NZDJPY has been in a downtrend on its 1-hour forex chart, as a descending trend line can be drawn to connect the recent highs.
The pair just dipped to the 88.00 major psychological support level and is making a pullback to the trend line.
Stochastic is pointing up, indicating that buying pressure is present right now. This could lead to a correction until the Fibonacci retracement levels marked on the latest swing high and low. In particular, the 38.2% Fib level is close to the 88.50 minor psychological mark, which might hold as resistance.
The path of least resistance is to the upside though, at least in terms of fundamentals. New Zealand is faring better compared to the Japanese economy, with the RBNZ set to clarify its monetary policy bias in the next Asian trading session. Data from Japan, particularly that of inflation and spending, have been mostly weaker than expected.
Take note though that recent news surrounding a contamination threat for Fonterra, New Zealand’s largest company, has led the company to halt trading of its shares yesterday. This event could also lead to a drop in milk prices, which might derail the ongoing recovery in the dairy industry.
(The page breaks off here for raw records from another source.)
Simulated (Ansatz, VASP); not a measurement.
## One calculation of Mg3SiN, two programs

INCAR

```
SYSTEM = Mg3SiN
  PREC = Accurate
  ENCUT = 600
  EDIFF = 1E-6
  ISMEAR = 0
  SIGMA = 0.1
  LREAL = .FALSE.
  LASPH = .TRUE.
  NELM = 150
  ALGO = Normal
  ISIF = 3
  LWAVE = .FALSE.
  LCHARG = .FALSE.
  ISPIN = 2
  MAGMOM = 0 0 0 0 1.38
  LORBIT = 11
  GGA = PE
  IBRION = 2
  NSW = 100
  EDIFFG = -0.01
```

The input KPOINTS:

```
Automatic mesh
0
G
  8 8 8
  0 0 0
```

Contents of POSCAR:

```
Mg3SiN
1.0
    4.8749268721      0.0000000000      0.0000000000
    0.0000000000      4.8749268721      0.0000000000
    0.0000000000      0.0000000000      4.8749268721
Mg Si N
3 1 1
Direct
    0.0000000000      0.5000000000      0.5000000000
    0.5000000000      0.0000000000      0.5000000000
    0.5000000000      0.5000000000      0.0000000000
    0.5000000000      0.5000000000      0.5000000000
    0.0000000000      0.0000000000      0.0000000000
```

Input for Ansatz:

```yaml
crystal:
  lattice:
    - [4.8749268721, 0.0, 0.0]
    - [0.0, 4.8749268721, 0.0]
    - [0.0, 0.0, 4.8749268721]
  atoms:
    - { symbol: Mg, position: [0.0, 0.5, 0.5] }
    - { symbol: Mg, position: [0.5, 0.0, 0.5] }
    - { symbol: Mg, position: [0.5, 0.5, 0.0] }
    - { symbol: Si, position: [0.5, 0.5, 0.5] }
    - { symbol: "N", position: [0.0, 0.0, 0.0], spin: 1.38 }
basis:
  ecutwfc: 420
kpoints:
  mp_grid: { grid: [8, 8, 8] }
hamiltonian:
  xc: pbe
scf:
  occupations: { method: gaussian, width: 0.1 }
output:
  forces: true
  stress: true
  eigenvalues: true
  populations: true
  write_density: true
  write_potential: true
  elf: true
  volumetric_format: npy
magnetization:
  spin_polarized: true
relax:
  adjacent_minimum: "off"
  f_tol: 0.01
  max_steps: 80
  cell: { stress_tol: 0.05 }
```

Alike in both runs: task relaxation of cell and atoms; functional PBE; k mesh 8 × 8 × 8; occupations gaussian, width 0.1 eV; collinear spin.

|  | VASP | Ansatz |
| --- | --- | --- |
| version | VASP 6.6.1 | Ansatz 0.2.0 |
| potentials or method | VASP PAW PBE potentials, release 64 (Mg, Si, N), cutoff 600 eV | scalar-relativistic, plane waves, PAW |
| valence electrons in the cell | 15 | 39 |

Risk aversion could also keep the Kiwi’s gains at bay, as emerging economies haven’t been performing so well, forcing some central banks to ease monetary policy. In addition, speculations of Fed tightening in June could also weigh on risk-taking, as this could lead to capital flows towards the US economy.
Shorting at the 88.50 minor psychological level and aiming for new lows might work for a short-term trade, for as long as the current market environment persists. A pickup in risk appetite, however, might lead to an upside break past the falling trend line and the 89.00 major psychological level. This could spark a longer-term reversal for NZDJPY.